Economic sustainability is often and unfortunately seen as an altogether different concept, however it is a consequence of a combination of market forces, farm size, land values, land capability, degradation status and farm management skills.

Causes of unsustainability

The primary cause of non-sustainability has been the over-use of our lands, driven by societal expectations and support, fostered by a widespread lack of knowledge of the consequences of over-use, and aided and abetted by the quite natural short term self interest of individual farmers. Legislation favouring closer settlement for misguided social objectives, drought relief measures favouring farmer welfare to the detriment of land condition and incentives for land clearing for narrowly-based developmental objectives have been major contributing causes. Sustainable land management is tragically still hampered by out-dated legislation in some States (2).

However no one group can be blamed for any lack of sustainability.

White Australians have treated their lands differently to the ways in which land has been managed in many other societies, and far removed from the gentle, rhythmic yet disciplined ways in which black Australians treated the same land.

Black Australians treated land as if it had a soul (which it did of course to them), whereas white Australians so often treated their land as a means to an end. A way of becoming wealthy, a means of earning income, an economic resource to be exploited once our basic needs for food and fibre had been satisfied.

Australians have used land for economic purposes, for private gain and business growth, for a mere 200 years or eight generations. We have used land in ways that were wasteful of natural resources seen at the time to be of little economic value. Forests, bushland (pejoratively described as scrub), mallee stumps, cereal stubbles, native grasses and surplus rainfall were all systematically destroyed or discarded as valueless, whereas all are now recognised, valued, conserved or being slowly replaced.

The history of land management by white settlers was not wrong, or immoral, it needs to be seen as reality, a reflection of the culture of the time and of an unusual opportunity to conquer and exploit.

For example, Meinig (7) describing early settlement in South Australia, says 'the perfection of the railway, and the elaboration of a new array of farming machinery allowed such remote lands to be transformed almost immediately into specialised grain regions rather than gradually evolving through various stages from subsistence farming'.

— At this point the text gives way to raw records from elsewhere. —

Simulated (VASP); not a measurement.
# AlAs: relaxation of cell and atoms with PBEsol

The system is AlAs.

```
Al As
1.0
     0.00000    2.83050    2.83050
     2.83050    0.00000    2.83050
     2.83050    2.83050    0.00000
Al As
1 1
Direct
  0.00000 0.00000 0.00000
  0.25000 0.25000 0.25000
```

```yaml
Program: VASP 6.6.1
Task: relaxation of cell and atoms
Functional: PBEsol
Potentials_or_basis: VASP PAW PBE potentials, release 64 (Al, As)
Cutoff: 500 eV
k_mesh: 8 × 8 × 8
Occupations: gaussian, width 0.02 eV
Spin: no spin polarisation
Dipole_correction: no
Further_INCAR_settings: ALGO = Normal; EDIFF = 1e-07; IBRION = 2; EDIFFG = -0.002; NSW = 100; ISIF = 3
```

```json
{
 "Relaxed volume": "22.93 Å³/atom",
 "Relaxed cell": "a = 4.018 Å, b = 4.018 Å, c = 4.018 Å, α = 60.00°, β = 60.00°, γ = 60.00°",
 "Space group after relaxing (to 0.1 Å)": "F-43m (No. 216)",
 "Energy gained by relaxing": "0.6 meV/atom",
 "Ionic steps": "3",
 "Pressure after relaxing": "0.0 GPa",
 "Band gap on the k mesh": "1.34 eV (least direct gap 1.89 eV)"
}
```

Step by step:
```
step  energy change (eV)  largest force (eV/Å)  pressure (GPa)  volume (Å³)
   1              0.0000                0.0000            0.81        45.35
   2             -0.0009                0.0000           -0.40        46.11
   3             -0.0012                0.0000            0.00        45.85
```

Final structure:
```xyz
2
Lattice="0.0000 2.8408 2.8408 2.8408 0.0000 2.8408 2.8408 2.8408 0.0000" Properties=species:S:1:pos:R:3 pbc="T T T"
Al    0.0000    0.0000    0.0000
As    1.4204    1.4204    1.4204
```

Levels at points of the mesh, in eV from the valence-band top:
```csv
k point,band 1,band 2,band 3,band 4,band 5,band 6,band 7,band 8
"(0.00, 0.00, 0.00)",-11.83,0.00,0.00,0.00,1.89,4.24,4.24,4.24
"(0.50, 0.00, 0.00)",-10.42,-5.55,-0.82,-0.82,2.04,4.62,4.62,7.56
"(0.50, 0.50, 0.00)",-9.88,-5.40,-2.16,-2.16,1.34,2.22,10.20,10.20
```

The economic imperative to exploit all available lands was reinforced by a 'bush ethos' of those who lived and worked in the bush. This was characterised by:

  • a high value placed on hard physical toil, on the value of work itself;
  • honesty and mateship to fellow bush people (provided they were white and anglo-celtic) which discouraged individual questioning;
  • virtue in development because it was good in itself and akin to being Biblically ordained;
  • encouragement from the mid-nineteenth century onwards by the mother country for continual supplies of raw goods in return for markets for manufactured goods;
  • a post-war-era obligation to grow grain to feed the hungry world, and to grow two blades of grass where one grew before (even if we now know that the original single blade was at least drought resistant);
  • an often unspoken imperative to remove the alien and threatening 'scrub', to tame the bush into compliant submission.

Neither was this bush ethos wrong.

This ethos, combined with the acceptability and even gratitude felt by the community for those who exploited the land, validated our exploitative land usage of the past.

I know all this from experience - I have been part of it.

'To the pioneer belongs high praise because he has sought new ways in the face of hardship and has experimented with the earth and with himself. He has been an explorer of homesteads and regions, a discoverer of the earth's bounty and of the places where she withholds it.' (7)

This era of exploitative land use, grand and exciting as it was, is drawing to a close. We are now moving toward a more mature and understanding approach of a sustainable agriculture based on ecological principles, not on a bush ethos, not just on economic values of the day, not just on our desire for continued development.

The exponential growth assumptions implicit in previous private and government planning, based on continual expansion of farmed area and continued yield increases does not fit within the concept of sustainability.

However, development for its own sake still continues in some areas. Trees are still being killed in the Decade of the Tree. Not with blunt and noisy bulldozers but with sophisticated, silent and cheap herbicides developed and tested by first class researchers, and justified with excellent economics. The problem for society and for agriculture as a whole, is that research may not consider the off-site effects of clearing over time and space, and thus any economic evaluation is unable to recognise these offsite effects and quantify their costs.

Research must be conducted in an holistic manner, and use a systems approach to issues to avoid a continuation of unsustainable development (8).

We now realise, sombrely in many cases, that agriculture has reached its limits in the level of damage to the land which society will accept and more importantly the level of damage the land itself will tolerate.

How sustainable has our land use been?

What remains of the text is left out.